One of the biggest regrets of experienced landlords, when they first started off, was not meeting and vetting prospective tenants themselves, according to a new survey.

The research by online lettings agency Upad found that 12 per cent of respondents regretted not taking the time for face-to-face evaluation, while 10 per cent said they failed to appreciate the value of tenant referencing checks.

When asked what one piece of advice they’d give to those starting off in the buy-to-let market, more than a one third of respondents cited meeting tenants as the most essential tip.

Upad founder James Davis said: “I’ve always promoted the value in getting to meet a prospective tenant face-to-face and the fact that almost a quarter of the landlords we questioned regret not investing the time in properly doing so, highlights what an important part of letting a property this is.

“There are many aspects of a prospective tenant’s character that can be confirmed via legal and financial checks, but traits such as punctuality, appearance and willingness to be honest and open, can only really be ascertained via a good old-fashioned face-to-face conversation.

“Indeed, our own data has previously demonstrated that over 90 per cent of tenants actually like to get to meet their landlord too so it’s a win:win situation which simply requires a small investment of your time.”

Upad’s research also found that 27 per cent of landlords felt that the best piece of advice they could give to a new landlord would be to do their sums and ensure they’re prepared for unforeseen financial circumstances.

Davis continued: “There’s no denying that the days of having enough spare cash to invest in an investment property and then sitting back to watch the rent roll in are, for most landlords at least, well and truly over. Issues relating to taxation, profitability and overall affordability, not to mention planning for unforeseen circumstances, play on all but the most nonchalant landlord’s minds.

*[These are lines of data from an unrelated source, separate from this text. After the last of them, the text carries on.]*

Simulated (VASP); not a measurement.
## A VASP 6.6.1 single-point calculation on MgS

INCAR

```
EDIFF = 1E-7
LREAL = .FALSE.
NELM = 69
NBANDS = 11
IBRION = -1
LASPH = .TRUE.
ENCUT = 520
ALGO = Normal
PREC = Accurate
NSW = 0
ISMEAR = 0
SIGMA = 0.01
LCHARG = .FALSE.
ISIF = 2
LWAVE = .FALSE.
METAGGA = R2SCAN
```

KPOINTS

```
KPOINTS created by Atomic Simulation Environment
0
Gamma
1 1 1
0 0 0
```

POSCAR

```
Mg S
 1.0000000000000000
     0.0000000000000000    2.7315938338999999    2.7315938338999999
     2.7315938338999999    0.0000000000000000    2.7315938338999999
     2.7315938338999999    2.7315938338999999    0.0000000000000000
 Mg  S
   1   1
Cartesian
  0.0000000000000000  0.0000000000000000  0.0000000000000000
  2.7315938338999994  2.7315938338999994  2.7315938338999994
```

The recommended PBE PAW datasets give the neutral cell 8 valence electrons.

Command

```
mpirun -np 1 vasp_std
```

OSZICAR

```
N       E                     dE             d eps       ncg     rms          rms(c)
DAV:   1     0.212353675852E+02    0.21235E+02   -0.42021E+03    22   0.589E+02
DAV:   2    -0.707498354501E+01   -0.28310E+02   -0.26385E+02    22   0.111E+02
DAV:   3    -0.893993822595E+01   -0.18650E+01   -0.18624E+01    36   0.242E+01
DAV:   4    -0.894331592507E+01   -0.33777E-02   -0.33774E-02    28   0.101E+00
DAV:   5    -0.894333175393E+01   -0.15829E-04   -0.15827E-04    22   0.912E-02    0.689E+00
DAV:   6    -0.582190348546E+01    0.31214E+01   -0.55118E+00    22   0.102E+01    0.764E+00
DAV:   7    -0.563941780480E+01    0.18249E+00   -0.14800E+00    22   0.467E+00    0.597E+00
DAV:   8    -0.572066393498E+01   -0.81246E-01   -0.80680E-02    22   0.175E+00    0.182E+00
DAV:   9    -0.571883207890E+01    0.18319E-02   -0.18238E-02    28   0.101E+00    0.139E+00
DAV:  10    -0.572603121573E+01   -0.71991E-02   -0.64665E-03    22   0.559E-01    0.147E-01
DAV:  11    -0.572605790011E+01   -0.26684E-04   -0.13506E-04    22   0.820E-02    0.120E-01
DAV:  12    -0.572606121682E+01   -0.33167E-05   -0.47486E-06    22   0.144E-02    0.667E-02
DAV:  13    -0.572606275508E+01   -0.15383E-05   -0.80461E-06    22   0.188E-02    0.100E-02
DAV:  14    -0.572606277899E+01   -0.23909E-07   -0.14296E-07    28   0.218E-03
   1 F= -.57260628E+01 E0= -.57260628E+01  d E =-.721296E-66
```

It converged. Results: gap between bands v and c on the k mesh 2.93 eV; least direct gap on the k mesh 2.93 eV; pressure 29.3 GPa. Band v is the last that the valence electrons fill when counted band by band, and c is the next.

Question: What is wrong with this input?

“However, the fact that forging a genuine connection with tenants continues to stand above financial concerns for experienced landlords serves to demonstrate the extent to which investment in the buy-to-let market remains a long-term strategy, rather than simply a quick win.”

A recent poll by Simple Landlords Insurance found that nearly half of landlords are planning to keep up and keep in touch with tenants by sending a card or a gift to tenants this Christmas.